Paul Richards in Conspiracy Theories – Just Say No for ProgressOnline recently discussed the calls for a new enquiry into the death of David Kelly. He correctly notes such an enquiry ‘would not assuage the doubters; it would merely change the terms of their doubt’, but concludes ‘That should be reason enough for us to oppose a new inquiry, and disappoint the people who think you can fake a moon landing, kill a president or a princess, or bring down two skyscrapers without anyone finding out”. Both openness and education are important to confront conspiracy theories. Neither will work alone.

On Sunday, Demos released The Power of Unreason. It examines the role of conspiracy theories within extremist ideologies and radical dogma. In it, we analysed over 50 groups from across the extremist spectrum – far right and left, eco, anarchic and cultist. We found conspiracy theories to have a highly visible presence in the way that extremist groups recruit, explain the world and its events to themselves and their followers, and also justify acts of violence. Conspiracy theories help to create stark divisions between ‘us’ – a minority of clear-sighted fellow travellers – and ‘them’ – evil conspirators and the credulous masses.

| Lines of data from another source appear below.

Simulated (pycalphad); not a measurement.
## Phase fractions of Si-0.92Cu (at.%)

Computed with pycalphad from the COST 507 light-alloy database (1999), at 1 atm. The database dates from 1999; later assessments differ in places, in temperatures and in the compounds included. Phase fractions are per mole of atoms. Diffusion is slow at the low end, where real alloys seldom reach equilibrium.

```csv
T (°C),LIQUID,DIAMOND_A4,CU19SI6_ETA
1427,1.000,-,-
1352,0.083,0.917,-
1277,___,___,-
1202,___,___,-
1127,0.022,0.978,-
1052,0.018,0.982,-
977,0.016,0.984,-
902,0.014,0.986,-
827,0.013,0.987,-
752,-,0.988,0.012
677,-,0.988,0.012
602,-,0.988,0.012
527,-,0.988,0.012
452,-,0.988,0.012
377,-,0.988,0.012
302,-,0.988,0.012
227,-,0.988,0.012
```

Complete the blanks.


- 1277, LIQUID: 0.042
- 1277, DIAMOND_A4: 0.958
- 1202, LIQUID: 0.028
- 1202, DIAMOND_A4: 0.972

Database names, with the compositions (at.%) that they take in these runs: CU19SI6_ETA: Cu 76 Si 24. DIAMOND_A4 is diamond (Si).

Given these dangers, the real question is how conspiracy theories can be confronted. Our report emphasises two key ways this can be done. The first is openness. Conspiracy theories live in the dark. Where there is opacity and secrecy, of anonymous briefings by ‘intelligence sources’ and where the mechanisms of decision-making and government are not clear, conspiracy theories flourish. For people deeply unfamiliar with the nuances and myriad complexities of policymaking, the whole of government can appear to be a cabal of conspirators. In many cases, the favourite question of the conspiricist, cui bono?, acts as a intuitively appealing substitute for knowledge of the mechanism of government. Government can do more to open up. The transcripts of terrorism trials could be made widely available. There could be regular, official, apolitical announcements by the intelligence agencies. There could be more information sharing with communities. Overall, we think the secret services should, within limits of what is safe and possible, step a little further toward the light of public scrutiny. This is why public enquiries into controversies such as David Kelly are to be welcomed. Silence is not a good response to conspiracy theories and given their social impact, they are not something we can ignore.

Public enquiries, and openness more generally, cannot work alone, however. Without changing the milieu in which such information is received, they will only add fuel to the flames of conspiracy theorising. The reception of our report by online conspiricist communities is already an interesting micro-study of this process at work. Featuring prominently on websites such as 911truth.org, http://theintelhub.com, and conspiricist youtube channels, the report has been mangled, cherry-picked and generally misrepresented out of all recognition. Of course, all writers complain that their work is misunderstood, but the crucial point here is that such acute distortion is the modus operandum of conspiracy theorists. Public enquiries, information sharing, and greater openness alone will receive similar treatment and will be forced to fit, rather than contest, the pre-existing beliefs of conspiracy theorists. Until norms are established that at least partially guard against the distortion of information, the release of information alone will fail.

This is why with greater openness must come an emphasis on digital literacy: journalistic standards; source attribution; the evaluation of evidence; rigorous research methods and generally the baseline standards that we use to discriminate between credible truth claims, and the many pieces of misinformation packaged to look like fact. This is especially a problem on the internet, and even more on social media and user-generated content. These are where conspiracy theories are most prevalent, and where integrity of content of content is most absent. At the risk of echoing conspiracy theorists themselves, this correlation is no coincidence.

Together, these reforms have a chance of increasing our society’s resilience to conspiracy theories. Given the impact that conspiracy theories can have, this would not be a moment too soon.